What does Dustin Hoffman, who grew up a totally assimilated Jew unaware of his roots, have to do with Yom Kippur? Even he might be surprised by the connection I’ll attempt to draw.
Hoffman, of course, has disappeared into countless characters. The clueless Benjamin Braddock in The Graduate. Down-and-out Ratso Rizzo in Midnight Cowboy. A grad student who gets entangled with a Nazi war criminal in Marathon Man. Carl Bernstein in All the President’s Men. Raymond Babbitt a person with autism in Rain Man. Michael Dorsey and Dorothy Michaels in Tootsie.
But Hoffman adopted a new role this past year at the conclusion of the PBS program Finding Your Roots when he was overcome having learned about the grandfather he never knew––who perished after returning to what is now Ukraine to try to save his family from ongoing pogroms–– and particularly about his great-grandmother, who survived a Soviet concentration camp and made her way to the U.S. at age 64. Hoffman called the ancestor whose saga he had never known a hero.
Then, when host Dr. Henry Louis Gates, Jr. asked him how his genealogical journey had changed him, Hoffman tearfully answered, “I am a Jew. Wear that on your sleeve. It is not like being black because when you are black, it is self-evident. When you are a Jew, it sometimes takes an announcement. So I feel closer to the microphone.”
Now let’s suppose I am a Jew––in fact, a proud one––but I don’t really live as a Jew. Then comes Yom Kippur and the yearly question tugging at my heart: What should I do? Why should I go to Synagogue if the reality is that I don’t go the rest of the year? If Judaism doesn’t believe in quick fixes, how will two hours in shul matter? Does an all-powerful G‑d really need my prayers and, at that, in broken Hebrew? If we are supposed to get real on this awesome day, why "fake" my Jewishness?

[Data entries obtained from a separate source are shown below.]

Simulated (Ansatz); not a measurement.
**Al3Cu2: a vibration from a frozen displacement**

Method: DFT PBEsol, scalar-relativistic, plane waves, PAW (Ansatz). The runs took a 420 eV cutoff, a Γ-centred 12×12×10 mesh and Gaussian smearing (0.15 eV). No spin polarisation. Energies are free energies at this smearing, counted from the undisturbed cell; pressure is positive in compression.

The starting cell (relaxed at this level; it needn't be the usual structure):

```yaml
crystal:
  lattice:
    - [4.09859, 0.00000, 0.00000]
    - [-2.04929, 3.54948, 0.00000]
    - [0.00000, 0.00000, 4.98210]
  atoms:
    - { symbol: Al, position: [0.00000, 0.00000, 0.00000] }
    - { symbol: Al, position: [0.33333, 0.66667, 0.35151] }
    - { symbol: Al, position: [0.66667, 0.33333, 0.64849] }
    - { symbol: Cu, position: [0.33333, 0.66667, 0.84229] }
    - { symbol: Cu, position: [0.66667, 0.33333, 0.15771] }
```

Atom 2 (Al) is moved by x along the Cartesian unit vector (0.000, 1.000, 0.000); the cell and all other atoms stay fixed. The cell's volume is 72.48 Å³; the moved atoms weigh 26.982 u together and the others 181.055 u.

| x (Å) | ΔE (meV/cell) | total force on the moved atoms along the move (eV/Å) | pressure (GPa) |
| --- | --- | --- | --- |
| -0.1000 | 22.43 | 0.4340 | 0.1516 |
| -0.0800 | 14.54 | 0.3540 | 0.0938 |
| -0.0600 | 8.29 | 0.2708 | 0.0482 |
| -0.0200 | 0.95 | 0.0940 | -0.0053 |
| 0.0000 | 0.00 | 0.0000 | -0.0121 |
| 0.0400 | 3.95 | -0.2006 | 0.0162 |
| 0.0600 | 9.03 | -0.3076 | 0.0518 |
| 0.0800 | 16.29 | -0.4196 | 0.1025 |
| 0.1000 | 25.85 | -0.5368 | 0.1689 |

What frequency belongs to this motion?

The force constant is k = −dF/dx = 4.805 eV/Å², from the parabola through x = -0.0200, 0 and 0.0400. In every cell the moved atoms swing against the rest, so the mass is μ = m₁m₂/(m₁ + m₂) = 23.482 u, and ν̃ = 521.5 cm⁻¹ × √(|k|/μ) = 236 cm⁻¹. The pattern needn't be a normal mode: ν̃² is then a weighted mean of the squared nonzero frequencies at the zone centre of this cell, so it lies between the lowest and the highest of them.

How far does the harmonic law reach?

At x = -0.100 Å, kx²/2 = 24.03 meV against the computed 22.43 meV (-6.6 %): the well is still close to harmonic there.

And another thing: What is my relationship with G‑d, anyway? Sure, I know He spared Noah from the flood, gave Abraham and Sarah a son, courted us in Egypt, beat up on our bullies at the Red Sea, gave our people the Torah, and built us a palatial Temple in Jerusalem, but what about today? Is He in my life? Am I in His? And if I am, what does He want from me
Millennia after receiving the Torah, Jews are still consumed with concern about what our Father thinks, wants and desires from us. We spend inordinate amounts of time, energy and resources pursuing and arguing about how we should serve G‑d. How should we observe the Sabbath? What should our synagogues be like? What level of kashrut does G‑d desire? Is fasting on Yom Kippur important?
But here’s the magic. Here’s what is mystical. Even if we have no answers …even if we are not observant, the Day of Atonement beckons to us. We feel a need to doven together at synagogue. Some perceive that pull merely as guilt, but I see it as something transcendent. It is as if even the most unlearned among us senses the teaching that on Yom Kippur the highest level of our souls (yechidah) is revealed.
So why should we sweep aside any misgivings about attending services on Yom Kippur? Because Yom Kippur is our time to pull the microphone closer. To proclaim, “I am a Jew.”